How could nobody notice that Mr Kerviel was doing something very different from his day job for so long? After all, his illicit dealings and the covering of his tracks would have been a full-time task. The reason, of course, is that in a large office, no one really knows what anyone else is doing from day to day, hour to hour.
The Kerviel episode provides us with a rare snapshot of the truth, which, once grasped, explains a great deal about how people behave, how they speak and how they succeed in a large office environment. Between others' perception of an individual's activities and the reality there is potentially a significant gap, a gap so big that it can cost a company the equivalent of the annual GDP of Afghanistan in one fell swoop. We should call it “the Kerviel Gap”.

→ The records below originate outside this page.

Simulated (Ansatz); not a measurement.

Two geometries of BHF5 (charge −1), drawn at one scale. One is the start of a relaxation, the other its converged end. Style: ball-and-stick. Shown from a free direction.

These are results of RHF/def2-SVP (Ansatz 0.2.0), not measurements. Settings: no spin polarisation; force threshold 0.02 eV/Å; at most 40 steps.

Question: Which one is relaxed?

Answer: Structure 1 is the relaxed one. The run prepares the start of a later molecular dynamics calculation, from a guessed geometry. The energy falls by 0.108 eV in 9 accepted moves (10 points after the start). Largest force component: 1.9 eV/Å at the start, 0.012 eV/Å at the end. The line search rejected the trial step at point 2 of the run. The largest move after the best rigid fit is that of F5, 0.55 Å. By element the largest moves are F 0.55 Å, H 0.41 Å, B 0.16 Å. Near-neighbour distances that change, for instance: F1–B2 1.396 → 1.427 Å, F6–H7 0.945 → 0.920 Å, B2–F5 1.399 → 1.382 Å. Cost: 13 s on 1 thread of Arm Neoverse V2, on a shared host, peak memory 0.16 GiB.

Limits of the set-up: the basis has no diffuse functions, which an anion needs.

Office workers might have never talked out loud about the Kerviel Gap, but they are nonetheless often aware at some level of the opportunities it presents. Mr Kerviel used the gap to test his ability to make a financial killing. Others capitalise on it by amusing themselves on the internet all day. But, mostly, people exploit it to present a false self-image to propel themselves up the hierarchy.
The language of the office, for example, is the direct offspring of the Kerviel Gap. People talk unintelligible nonsense at work because in the absence of any accurate understanding of the value of their contribution, they feel they can impress the people that matter by sounding clever instead.
Office politics is another beneficiary of the Kerviel Gap. When genuine performance is somewhat hidden, individuals will seek to differentiate themselves from numerous, equally qualified candidates, by forging relationships with those who can help them climb the career ladder. Women are among the gap's victims, being less naturally adept at the chummy clubbiness that explains many a man's success.
When considering the Kerviel story, it would be unwise to assume that its implications lie solely in the minutiae of arcane financial practice. It also reveals so much of the essence of the corporate environment. For large companies intent on raising performance, and their naive employees who think that they will get noticed if they simply work hard, the message is loud and clear. Mind the Kerviel Gap.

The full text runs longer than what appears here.